802.11k and 802.11r are 2008 IEEE standards designed to make device roaming more efficient within a WLAN network.
Usually, when a network device needs to connect to a new access point, it automatically chooses the one with the strongest signal. However, in a dense WLAN environment, the AP with the strongest signal can get overloaded to full capacity.
802.11k provides an efficient way for the network to reroute the device to another AP, which might have a weaker signal but can still deliver adequate connectivity.
The process is simple:
When the device moves away from one access point, the AP informs the client device, which prompts the client device to request a list of nearby access points. The list is sent, and the client device moves to the best AP from the list.
Typically, in a WPA2 Enterprise security situation, a client device must go through a 4-way authentication process with every access point to which it connects.
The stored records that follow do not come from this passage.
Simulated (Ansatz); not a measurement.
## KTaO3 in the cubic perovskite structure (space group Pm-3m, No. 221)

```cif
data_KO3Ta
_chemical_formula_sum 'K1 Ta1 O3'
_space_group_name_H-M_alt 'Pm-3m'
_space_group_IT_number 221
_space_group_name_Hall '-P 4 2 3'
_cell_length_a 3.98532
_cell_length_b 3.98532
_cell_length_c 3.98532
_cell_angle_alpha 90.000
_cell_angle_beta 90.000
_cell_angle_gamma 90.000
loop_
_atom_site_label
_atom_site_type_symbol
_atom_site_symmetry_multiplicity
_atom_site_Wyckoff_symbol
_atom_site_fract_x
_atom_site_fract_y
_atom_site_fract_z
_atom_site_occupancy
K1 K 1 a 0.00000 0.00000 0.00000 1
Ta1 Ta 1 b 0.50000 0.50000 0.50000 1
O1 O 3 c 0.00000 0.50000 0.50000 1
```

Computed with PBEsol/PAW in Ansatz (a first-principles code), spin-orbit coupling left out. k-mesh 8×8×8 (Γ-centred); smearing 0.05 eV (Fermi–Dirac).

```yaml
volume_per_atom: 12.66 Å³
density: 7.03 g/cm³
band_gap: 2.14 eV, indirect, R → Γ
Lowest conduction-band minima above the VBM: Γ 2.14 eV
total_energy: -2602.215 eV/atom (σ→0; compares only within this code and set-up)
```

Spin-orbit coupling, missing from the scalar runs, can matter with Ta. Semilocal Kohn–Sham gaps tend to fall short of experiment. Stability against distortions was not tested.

The client device automatically lets the server know it wants to connect (DHCP discover), the server offers the device an IP address (DHCP offer), the client device accepts (DHCP request), and the server configures the device and grants access to the network (DHCP pack).
To prevent a device from having to go through this laborious process over and over again as the user moves through a network environment, 802.11r allows the first AP to "vouch" for the device with every other AP on the network. Device credentials are sent to all other access points, eliminating the need for an authentication procedure every time a device disconnects from one AP and connects to another.
802.11r uses Fast Basic Service Set Transition (FT) to allow encryption keys to be stored on all of the APs in a network. This way, a client doesn't need to perform the complete authentication process to a backend server every time it roams to a new AP within the network. Thus avoiding a significant amount of latency that would have previously delayed network connectivity.